Ryan Giordano, Tamara Broderick, and Michael Jordan write:

In Bayesian analysis, the posterior follows from the data and a choice of a prior and a likelihood. One hopes that the posterior is robust to reasonable variation in the choice of prior, since this choice is made by the modeler and is often somewhat subjective. A different, equally subjectively plausible choice of prior may result in a substantially different posterior, and so different conclusions drawn from the data. . . .

To which I say:

,s/choice of prior/choice of prior and data model/g

Yes, the choice of data model (from which comes the likelihood) is made by the modeler and is often somewhat subjective. In those cases where the data model is *not* chosen subjectively by the modeler, it is typically chosen implicitly by convention, and there is even more reason to be concern about robustness.

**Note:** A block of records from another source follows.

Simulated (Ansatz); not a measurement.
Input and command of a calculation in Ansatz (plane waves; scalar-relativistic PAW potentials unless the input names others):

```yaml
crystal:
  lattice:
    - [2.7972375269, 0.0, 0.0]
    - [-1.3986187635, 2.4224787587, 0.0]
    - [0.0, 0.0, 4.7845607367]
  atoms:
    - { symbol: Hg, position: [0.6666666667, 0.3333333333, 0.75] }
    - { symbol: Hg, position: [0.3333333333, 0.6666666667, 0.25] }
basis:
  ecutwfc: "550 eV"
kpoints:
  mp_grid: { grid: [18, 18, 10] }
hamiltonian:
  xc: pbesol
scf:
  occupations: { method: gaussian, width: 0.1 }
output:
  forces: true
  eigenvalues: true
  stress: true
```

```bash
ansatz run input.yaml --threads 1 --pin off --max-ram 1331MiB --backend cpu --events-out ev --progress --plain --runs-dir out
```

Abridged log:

I was surprised twice by their summary, which seems talking about two almost independent stories, and by their genius ideas on how to integrate an influence function with variational inference!!

” In those cases where the data model is not chosen subjectively by the modeler, it is typically chosen implicitly by convention, and there is even more reason to be concern about robustness.”

Yes!

Surely by writing that a posterior is formed by “a choice of a prior and a likelihood” they are acknowledging this exact point? Checking for robustness with respect to choice of prior seems like a pretty reasonable thing to do, even if you’d ideally want to also check for robustness with respect to the data model.

Aren’t they saying the same: “posterior follows from the data and a choice of (a prior and a likelihood)”?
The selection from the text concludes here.